Limerick must oppose any change to M20 route

Warning that direct Limerick to Cork route could be at risk 

Norma Prendiville

Reporter:

Norma Prendiville

Limerick must oppose any change to M20 route

A SINN Fein councillor has called for a united front by councillors to ensure that the selected, direct  route for the proposed M20 motorway  from Limerick to Cork remains  unchanged.  

The call, from Cllr Seamus Browne, follows  reports that a link from Limerick to Cahir  on the M8 Cork-Dublin motorway could be considered as a cheaper option.

“Suggestions of a cut-price motorway link between Limerick and Cork by diverting to the M8 motorway would be a disaster for both West Limerick and North Kerry,” the Abbeyfeale-based councillor said. “It would drive traffic away from the county and effectively lead to further economic isolation. It  would also have a very negative impact on potential tourist growth in West Limerick  and North Kerry,” Cllr Browne said.

“We need Limerick politicians of all parties to insist on the direct route connection through Charleville and Mallow which will allow for much greater connectivity with the west of the county,” he continued.

“Limerick City and County Council needs to speak with one united voice to rule out this shortsighted penny pinching proposal.” 

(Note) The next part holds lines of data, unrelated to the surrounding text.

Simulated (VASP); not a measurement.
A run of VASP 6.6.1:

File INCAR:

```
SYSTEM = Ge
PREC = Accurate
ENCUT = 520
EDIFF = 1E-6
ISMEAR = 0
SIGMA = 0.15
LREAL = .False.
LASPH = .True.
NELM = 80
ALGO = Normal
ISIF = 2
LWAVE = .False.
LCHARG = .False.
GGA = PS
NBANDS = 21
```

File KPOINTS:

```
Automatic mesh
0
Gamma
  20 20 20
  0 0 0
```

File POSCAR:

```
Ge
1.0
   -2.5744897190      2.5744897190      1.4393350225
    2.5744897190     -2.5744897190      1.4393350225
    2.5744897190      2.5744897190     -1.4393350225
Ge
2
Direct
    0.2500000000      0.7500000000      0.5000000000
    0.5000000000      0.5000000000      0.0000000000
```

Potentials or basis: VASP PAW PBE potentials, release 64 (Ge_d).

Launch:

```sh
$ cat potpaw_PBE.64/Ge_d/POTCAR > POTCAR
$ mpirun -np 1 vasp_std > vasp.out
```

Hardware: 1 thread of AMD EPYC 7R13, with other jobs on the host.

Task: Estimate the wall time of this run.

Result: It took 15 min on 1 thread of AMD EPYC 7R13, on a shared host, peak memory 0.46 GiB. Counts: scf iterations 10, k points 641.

Plans for the M20 Limerick-Cork motorway were shelved in 2010 during the recession due to lack of money for the €1bn project but the 105km route selected followed roughly the line of the existing Limerick Cork road.

But  there was disappointment in Limerick when it wasn’t included in the government’s Infrastructure and Capital Investment Plan.  However, earlier this year, €1m was allocated to revisit the plans, reigniting hope that it could be included in the government’s plan when the mid-term review takes place this September.

Meanwhile, both Limerick and Cork Chambers of Commerce have commissioned consultants in a bid to make a watertight  business case for a direct Limerick to Cork route which they say is vital for the creation of “ a dynamic and formidable Atlantic corridor.”

That report is due next month and will be presented to the government.

But fears have now emerged that revisiting the plans, and financial considerations, could also reopen the route selection.

A motorway connection from Limerick to the M8 at Cahir  could be as much as 63km shorter and cost up to €340m less.

However, it would also mean the Limerick to Cork journey would be much longer, at  141km, or 36km longer than the direct route.

Kieran Lehane, director of transport with Limerick City and County Council,  confirmed  the North/South proposal, approved by Transport Infrastructure Ireland, is the policy of the council.

Consultants to carry out the re-examination are being appointed and due to report before September.

However, a senior engineer with the council’s road design team, has cautioned that a revisit of the plans involves looking at all aspects.

 “It is possible for a different route to be selected.”